WASHINGTON >> The Justice Department said Thursday that it intends to try Kilmar Abrego Garcia on federal smuggling charges in Tennessee before it moves to deport him, addressing fears that he could be expelled again from the U.S. within days.

U.S. Magistrate Judge Barbara Holmes in Nashville, Tennessee, recently ruled that Abrego Garcia has a right to be released from jail while awaiting trial on the smuggling charges. But she decided Wednesday to keep him in custody for at least a few more days over concerns that U.S. immigration officials would swiftly detain him and try to deport him again.

But DOJ spokesperson Chad Gilmartin told The Associated Press that Abrego Garcia will first be tried in court on the charges.

“This defendant has been charged with horrific crimes, including trafficking children, and will not walk free in our country again,” Gilmartin said.

Abrego Garcia became a flashpoint over President Donald Trump’s hardline immigration policies when he was mistakenly deported to El Salvador in March. Facing mounting pressure and a Supreme Court order, the Trump administration returned him this month to face the smuggling charges, which Abrego Garcia’s attorneys characterized as an attempt to justify his erroneous deportation.

As Abrego Garcia’s criminal case has moved forward, concerns grew that he would be swiftly deported upon his release from jail in Tennessee.

Abrego Garcia’s lawyers filed an emergency request Thursday to a federal judge in Maryland to order the government to take Abrego Garcia to that state upon release, an arrangement that would prevent his deportation before trial.

“If this Court does not act swiftly, then the Government is likely to whisk Abrego Garcia away to some place far from Maryland,” Abrego Garcia’s attorneys wrote.

Abrego Garcia had lived and worked as a construction worker in Maryland with his American wife and children for more than a decade before his deportation in March. His wife, Jennifer Vasquez Sura, is suing the Trump administration over his deportation in the Maryland federal court where Abrego Garcia’s attorneys filed their emergency request.

“We have concerns that the government may try to remove Mr. Abrego Garcia quickly over the weekend,” one of his attorneys, Jonathan Cooper, told U.S. District Judge Paula Xinis in Greenbelt, Maryland, during a conference call Thursday afternoon.

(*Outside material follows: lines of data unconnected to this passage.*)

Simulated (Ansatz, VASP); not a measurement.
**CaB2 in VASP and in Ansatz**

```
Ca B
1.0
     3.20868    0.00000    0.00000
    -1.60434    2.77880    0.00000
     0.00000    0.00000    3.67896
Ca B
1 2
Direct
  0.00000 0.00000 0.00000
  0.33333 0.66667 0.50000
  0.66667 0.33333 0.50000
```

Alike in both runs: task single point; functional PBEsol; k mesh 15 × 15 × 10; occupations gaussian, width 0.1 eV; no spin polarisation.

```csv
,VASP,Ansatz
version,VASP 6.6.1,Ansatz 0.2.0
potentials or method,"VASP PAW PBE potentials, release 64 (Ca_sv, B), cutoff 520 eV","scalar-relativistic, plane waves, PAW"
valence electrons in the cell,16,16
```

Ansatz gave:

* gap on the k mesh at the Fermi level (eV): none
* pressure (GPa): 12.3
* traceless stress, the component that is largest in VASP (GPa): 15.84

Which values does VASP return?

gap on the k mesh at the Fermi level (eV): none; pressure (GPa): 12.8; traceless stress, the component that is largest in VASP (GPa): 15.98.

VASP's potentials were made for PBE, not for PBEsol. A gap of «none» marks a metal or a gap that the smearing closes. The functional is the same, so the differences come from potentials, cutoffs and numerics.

Justice Department attorney Jonathan Guynn acknowledged on the call that the U.S. government plans to deport Abrego Garcia to a “third country” that isn’t El Salvador. But he said there was no timeline for the deportation plans.

“We do plan to comply with the orders we’ve received from this court and other courts,” he said. “But there’s no timeline for these specific proceedings.”